Quite frequently my roommates and I find ourselves looking through Netflix on a Sunday night and all come to the same ultimate conclusion each time: “Let’s just put on something we don’t really have to pay attention to.”
For all those looking for some entertaining background noise, I give you Netflix’s newest series: Easy.
Though that description might be written off with a negative connotation, that’s not necessarily the case with Easy. Filmed in a 8-part series with a vignette style storytelling, Chicago’s Joe Swanberg has added an entertaining notch to his already impressive mumblecore belt.
Known for following the story arcs of late-twenties/early thirties hipsters, Swanberg’s signature style is, “raw, formless, heavily improvised, obtuse storytelling.”

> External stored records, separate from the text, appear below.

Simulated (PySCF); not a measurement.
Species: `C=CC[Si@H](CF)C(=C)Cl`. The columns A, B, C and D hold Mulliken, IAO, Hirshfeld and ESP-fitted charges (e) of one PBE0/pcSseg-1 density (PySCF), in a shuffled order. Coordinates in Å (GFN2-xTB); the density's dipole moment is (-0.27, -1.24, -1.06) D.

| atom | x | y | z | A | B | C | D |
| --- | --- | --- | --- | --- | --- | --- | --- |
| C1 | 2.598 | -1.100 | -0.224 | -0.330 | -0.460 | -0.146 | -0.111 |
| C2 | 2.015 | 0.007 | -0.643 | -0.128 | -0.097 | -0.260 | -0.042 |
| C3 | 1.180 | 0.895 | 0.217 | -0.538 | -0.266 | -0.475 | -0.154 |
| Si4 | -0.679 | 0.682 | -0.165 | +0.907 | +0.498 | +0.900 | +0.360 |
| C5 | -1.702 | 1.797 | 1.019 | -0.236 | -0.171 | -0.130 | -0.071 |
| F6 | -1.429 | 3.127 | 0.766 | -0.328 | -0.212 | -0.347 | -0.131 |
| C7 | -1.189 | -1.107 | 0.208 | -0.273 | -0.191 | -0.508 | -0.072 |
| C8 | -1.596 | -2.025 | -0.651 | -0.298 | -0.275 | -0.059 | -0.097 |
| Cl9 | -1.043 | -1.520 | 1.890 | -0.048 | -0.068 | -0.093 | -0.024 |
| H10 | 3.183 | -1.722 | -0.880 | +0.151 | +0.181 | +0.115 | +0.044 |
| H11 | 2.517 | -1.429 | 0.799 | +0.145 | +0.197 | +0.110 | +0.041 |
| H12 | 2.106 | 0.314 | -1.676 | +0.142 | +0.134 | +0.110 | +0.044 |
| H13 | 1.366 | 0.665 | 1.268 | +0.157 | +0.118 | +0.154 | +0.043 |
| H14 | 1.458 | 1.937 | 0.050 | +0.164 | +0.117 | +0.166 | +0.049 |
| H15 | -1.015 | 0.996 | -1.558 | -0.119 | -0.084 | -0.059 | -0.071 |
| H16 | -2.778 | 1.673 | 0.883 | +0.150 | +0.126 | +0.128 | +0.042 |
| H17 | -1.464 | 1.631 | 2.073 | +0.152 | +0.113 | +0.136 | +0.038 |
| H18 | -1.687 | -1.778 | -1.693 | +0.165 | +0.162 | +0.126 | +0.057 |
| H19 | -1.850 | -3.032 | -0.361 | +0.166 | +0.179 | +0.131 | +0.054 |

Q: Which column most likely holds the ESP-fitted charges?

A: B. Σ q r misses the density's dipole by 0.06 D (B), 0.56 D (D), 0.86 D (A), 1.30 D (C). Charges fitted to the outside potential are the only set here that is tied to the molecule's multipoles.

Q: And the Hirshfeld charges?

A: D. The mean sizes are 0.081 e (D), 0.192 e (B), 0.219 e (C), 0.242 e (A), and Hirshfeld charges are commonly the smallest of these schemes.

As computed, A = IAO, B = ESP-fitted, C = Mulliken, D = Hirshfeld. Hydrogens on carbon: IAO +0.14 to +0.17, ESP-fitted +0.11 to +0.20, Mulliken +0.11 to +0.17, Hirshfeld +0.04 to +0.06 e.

It’s the kind of show where, as one critic noted, “You can check your phone or make a cup of tea without missing very much.”
Not exactly a praiseworthy review, but it certainly ticks all the boxes for my apartment’s Sunday night brain switched off TV watching.
It features an extremely talented and well-rounded cast that doesn’t skimp on variety. Movie star Orlando Bloom, funny-guy Hannibal Buress, model turned actress Emily Ratajkowski, Jake Johnson, Gugu Mbatha-Raw, Malin Akerman and the list goes on and on.
Each episode can be enjoyed isolated from the rest if you’re in the mood to just pop on a show for 30 minutes, or as a binge-watch viewers get to see 8 different lives play out with a few interconnecting stories.
I chose to watch the episode that initially peaked my interest, Orlando Bloom’s threesome storyline to be exact – I’m only human okay – and I was pleasantly surprised, rightfully distracted and a bit confused.
He plays one half of a disgustingly attractive couple with Malin Akerman, who decide to try out Tinder to find a woman for a threesome. He’s a trainer, she’s a something-important-saleswoman and they have a daughter they both take to sing-along class.
My confusion stemmed from Orlando’s bizarreness which I think had a lot more to do with him as an actor than a character and, “most of Swanberg’s stuff is improvised, and it takes a very talented actor to pull it off. Orlando Bloom (who has run out of free passes now), isn’t one of them.”
The urban, trendy, mostly upper-class cast is akin to stuff we’ve seen with Girls and though the indulgent kale-driven lives of these folks could be a put off, Swanberg doesn’t add in any crazy plot-points and that’s the mumblecore way.
There’s sex and coffee and parties and kids and marriage and life. It’s like, as one critic summed up, “listening to an ambivalent millennial sigh for 27 minutes.”
It’s not good, it’s not bad, it’s Easy.